Saturday, July 21st, 2018

Broken Treaty Quilts

Posted on November 12, 2016 in Arts & Culture
By USM Free Press

By Matthew Craig

Gina Adams, who did a significant portion of her growing-up in the San Francisco Bay Area, later to come to Maine, has brought a collection of her Broken Treaty Quilts to the University of Southern Maine. Adams has created a particularly poignant series of quilts in this body of work. She has looked to her Native American heritage, as many do, and felt sadness and pain as she learned of the wrongs done by Euro-Americans to her ancestors. At a glance, this exhibit may seem difficult to understand, but upon closer inspection, it is simple and clear. Each quilt, in simply being a quilt, is steeped in tradition. Quilting has been a practiced form of art since, at the latest, the 16th century. Adams puts her own mark on this art with Broken Treaty Quilts. In this exhibit, each quilt has a portion of a broken treaty woven into its fabric. In order to tell her story, she has “chosen to weave that over-arching sadness into a source of tremendous comfort.”

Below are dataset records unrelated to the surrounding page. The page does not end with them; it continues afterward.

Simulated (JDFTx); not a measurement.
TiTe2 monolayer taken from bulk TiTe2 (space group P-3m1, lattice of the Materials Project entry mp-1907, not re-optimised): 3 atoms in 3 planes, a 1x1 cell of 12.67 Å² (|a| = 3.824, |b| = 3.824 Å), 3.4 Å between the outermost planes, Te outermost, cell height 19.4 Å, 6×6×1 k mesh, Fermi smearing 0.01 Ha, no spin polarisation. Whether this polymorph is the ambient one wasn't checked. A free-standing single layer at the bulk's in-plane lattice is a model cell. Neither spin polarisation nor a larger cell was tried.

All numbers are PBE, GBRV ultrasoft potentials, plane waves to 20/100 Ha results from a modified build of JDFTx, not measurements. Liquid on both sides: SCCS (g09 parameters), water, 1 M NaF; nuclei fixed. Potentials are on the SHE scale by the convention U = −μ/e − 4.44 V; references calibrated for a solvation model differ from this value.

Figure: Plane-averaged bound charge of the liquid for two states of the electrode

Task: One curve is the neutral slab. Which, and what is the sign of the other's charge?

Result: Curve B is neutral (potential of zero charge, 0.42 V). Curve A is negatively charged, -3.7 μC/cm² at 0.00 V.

After graduating from the Maine College of Art with a Bachelor of Fine Arts, she went on to earn an MFA from the University of Kansas, specializing in visual art, curatorial practice and critical theory. Carolyn Eyler, the director of exhibitions for USM’s art galleries, curated this exhibition. She worked closely with Gina Adams in selecting which pieces to show at USM. Adams’ interest in her heritage has led her to the creation of Its Honor Is Here Pledged, an exhibition of her Broken Treaty Quilts.

One of the treaties featured on a quilt in this exhibit, known as the Treaty of Holston, was made in 1791 between the Cherokee nation and the United States. Article I of the treaty states: “There shall be perpetual peace and friendship between all the citizens of the United States of America, and all the individuals composing the whole Cherokee nation of Indians.” This  agreement was broken many times. The Cherokee were later removed from their land by the federal government, resulting in the notorious story of the Trail of Tears, on which some 4000 Native American people perished, among other things.

Adams also stitched text from the 1794 Treaty between the Passamaquoddy Tribe and the Commonwealth of Massachusetts, which has been brought into legal disputes over land as recently as 2014. Since this agreement was made, at least 10,000 acres of land have been claimed by American government, despite the terms of the treaty. Though Adams is originally from California, her sentiment about the treatment of Native Americans rings just as true on the East Coast as the West.

In another featured treaty from 1867, the United States government claimed it “[desired] peace, and its honor is here pledged to keep it” with the Cheyenne and Arapaho peoples. The following year, at the Battle of Washita River, General Custer attacked a Cheyenne encampment with the help of scouts of the Osage Nation. The encounter is sometimes referred to as the Washita Massacre, as the Cheyenne were caught wholly off guard when they were attacked under the light of the moon.

The broken agreements mentioned above are only a small picture of the treacherous acts committed by the United States government against its Native American brethren. Hopefully Gina’s work can offer those affected by American territorial encroachment some level of catharsis, and at least raise awareness of these wrongdoings.